This is a guided walk-through, not an answer key. It explains how to think about keeping a running median with two heaps, and shows you the invariant, the balancing rule, and the exact complexity in words. It stops short of an assembled, paste-runnable class on purpose. You write the actual Python yourself, in your own work repo. The tutor will not confirm your code; LeetCode’s judge will.
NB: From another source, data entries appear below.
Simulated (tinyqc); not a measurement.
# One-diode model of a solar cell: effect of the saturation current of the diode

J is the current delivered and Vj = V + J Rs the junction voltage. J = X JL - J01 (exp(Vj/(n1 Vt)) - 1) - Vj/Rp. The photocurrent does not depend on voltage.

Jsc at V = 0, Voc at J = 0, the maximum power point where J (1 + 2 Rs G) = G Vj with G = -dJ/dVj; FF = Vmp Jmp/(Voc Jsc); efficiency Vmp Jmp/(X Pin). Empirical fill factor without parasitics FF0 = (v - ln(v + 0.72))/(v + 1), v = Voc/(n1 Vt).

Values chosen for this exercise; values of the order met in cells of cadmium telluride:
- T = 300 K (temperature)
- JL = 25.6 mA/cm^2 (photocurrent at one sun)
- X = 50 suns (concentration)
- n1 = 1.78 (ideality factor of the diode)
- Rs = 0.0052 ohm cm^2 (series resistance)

This is a design problem, so there is no single function to call. You implement a class MedianFinder with two methods:

MedianFinder()        # initialize the structure, empty
addNum(num: int)      # add an integer from the stream
findMedian() -> float # return the median of everything added so far

The median of an odd count is the middle value; the median of an even count is the average of the two middle values (so the return type is a float). Numbers arrive one at a time, and findMedian can be called at any point, possibly many times. Because you build and test this incrementally, this folder ships a provided-example test at tests/test_provided.py that drives your class through an operation sequence; run it locally before you submit to the judge.

Why the naive approaches are not good enough

Two obvious ideas, and why each fails the bar:

Keep an unsorted list, sort on every query. addNum is O(1), but findMedian sorts the whole list at O(n log n) every single time it is called. If queries are frequent (and the problem is designed so they are), this is far too slow.
Keep a sorted list, insert in order. findMedian is now O(1) (read the middle), but addNum has to insert into the right position, and shifting elements in an array to keep it sorted is O(n) per insertion. You have moved the cost, not removed it.

The tension is that you want both a cheap insert and a cheap median read. Neither single ordered structure gives you both. The insight that breaks the tension: you do not need the data fully sorted. You only need the middle. So keep the data split into two halves and track only the boundary between them.

The key idea: split the data at the median

Imagine the stream, sorted, cut exactly in half. The left half holds the smaller numbers; the right half holds the larger numbers. The median lives right at the cut:

If the total count is odd, one half has one extra element, and the median is the element right at the boundary of that larger half.
If the total count is even, the two halves are the same size, and the median is the average of the two elements straddling the cut: the largest of the left half and the smallest of the right half.

Now notice what each side needs to expose. From the left half you only ever need its largest element (the one nearest the cut). From the right half you only ever need its smallest element (the one nearest the cut). “Give me the largest of this group, fast” is a max-heap. “Give me the smallest of this group, fast” is a min-heap. That is the whole design: the left half is a max-heap, the right half is a min-heap, and the median is read off one or both of their tops.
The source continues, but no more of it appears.